Reflections on Prom…
It was in the local and national news this week.
A bit of controversy about prom attire, that is.
Then I saw this piece on prom portraits… specifically about a book, Prom, a collection of 127 portraits from 13 schools across the country, shot between 2006 and 2009 by photographer Mary Ellen Mark. Mark loves how the kids in her photos/video “speak earnestly about love, about fashion and image, about how hard they worked to get there — and what they hope for the future.”
Of course, all of this got me scurrying to find my own high school prom photos, searching for that girl from so, so long ago with things on her mind… things like love, fashion, image, hard work and hopes for the future.
But would I find these things hidden in the secret places that photos capture?
(You will see when I post the next photo that THIS was our family photo spot. Fireplace. Cascading potted ivy. Dictionaries on metal bookcase. Roses in vase. Wow. I had forgotten all about that Photo Spot until looking at these prom photos. I’m a teenager, back in my old house again.)

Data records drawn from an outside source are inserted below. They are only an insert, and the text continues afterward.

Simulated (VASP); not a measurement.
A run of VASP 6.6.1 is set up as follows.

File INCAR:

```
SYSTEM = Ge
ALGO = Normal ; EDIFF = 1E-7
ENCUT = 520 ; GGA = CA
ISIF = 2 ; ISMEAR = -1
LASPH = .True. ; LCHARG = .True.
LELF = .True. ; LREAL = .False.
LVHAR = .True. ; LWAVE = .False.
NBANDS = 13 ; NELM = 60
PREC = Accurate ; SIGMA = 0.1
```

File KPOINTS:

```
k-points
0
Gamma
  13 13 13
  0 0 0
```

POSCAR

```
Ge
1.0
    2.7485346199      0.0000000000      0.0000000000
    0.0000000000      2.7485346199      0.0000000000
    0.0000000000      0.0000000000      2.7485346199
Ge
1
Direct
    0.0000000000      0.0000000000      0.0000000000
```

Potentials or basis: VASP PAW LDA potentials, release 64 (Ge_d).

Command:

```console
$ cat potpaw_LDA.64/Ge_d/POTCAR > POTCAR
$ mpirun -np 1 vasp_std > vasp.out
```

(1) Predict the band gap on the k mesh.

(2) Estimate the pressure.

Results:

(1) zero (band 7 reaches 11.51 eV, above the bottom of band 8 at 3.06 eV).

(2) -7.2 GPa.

I see innocence in 1969. The white dress with appliqued daisies. I made that white prom dress… ruffled neck, empire waist, yellow ribbon and all. White gloves. The little yellow bow in my French Curl up-do. Little yellow bouquet. Yellow pumps.
I’m smiling because I liked the boy I was going to Prom with. I liked him a lot. We would break up about a month later. I didn’t know that then, though. That’s why I’m smiling.
I was filled with like. Filled with like for the boy and like for the future… which meant that summer to come. I was filled with fashion and the perfect accessories. I was holding on to innocence and time, I think, as tightly as I was holding onto that little yellow bouquet. Yes, I was filled to the brim with like.
And I had a whole other year left of high school after that night.
I had just about forever.
Everything had changed (except for the Photo Spot… which I am completely amazed and happy to re-discover).
I see a grand attempt at an image of sophistication. The flowing yellow sleeveless gown… one piece, pants, with high-neck. I made that yellow fashion myself, modifying it from a pattern. L-O-N-G yellow gloves that I had dyed to match the gown fabric. No ruffles, no frills. Just a bejeweled gold belt and high, high heels. No little yellow bow in hair, but French Curls in back.
I’m not smiling. Not because I think I’m really all that sophisticated, but because the boy/man I was taking to Prom was an older boyfriend and he didn’t want to go. I see that clear and present on my face. I knew this guy was not for me. We dated 3 more years.
I was filled with the unknown . I had been accepted to college and would be majoring in Education, with the hope of becoming an English Teacher. I would. I would teach for 30 years.
I would meet my future husband and the father of my children at that teaching job.
But in that photo of Prom 1970, I was letting go of so, so much. My childhood. My innocence. My home.
I’m holding nothing, because there was so much to discover and my arms and hands needed room to reach, stretch, find, grasp.
Forever was just around the corner.
Yes, there are little secrets locked away in photographs, maybe especially in prom photographs, because Prom is a special night of great anticipation, preparation, image, fashion, fun, flowers, dreams, hopes… and secrets all locked away for the future.
Where are your old prom photos and their tucked-away secrets?!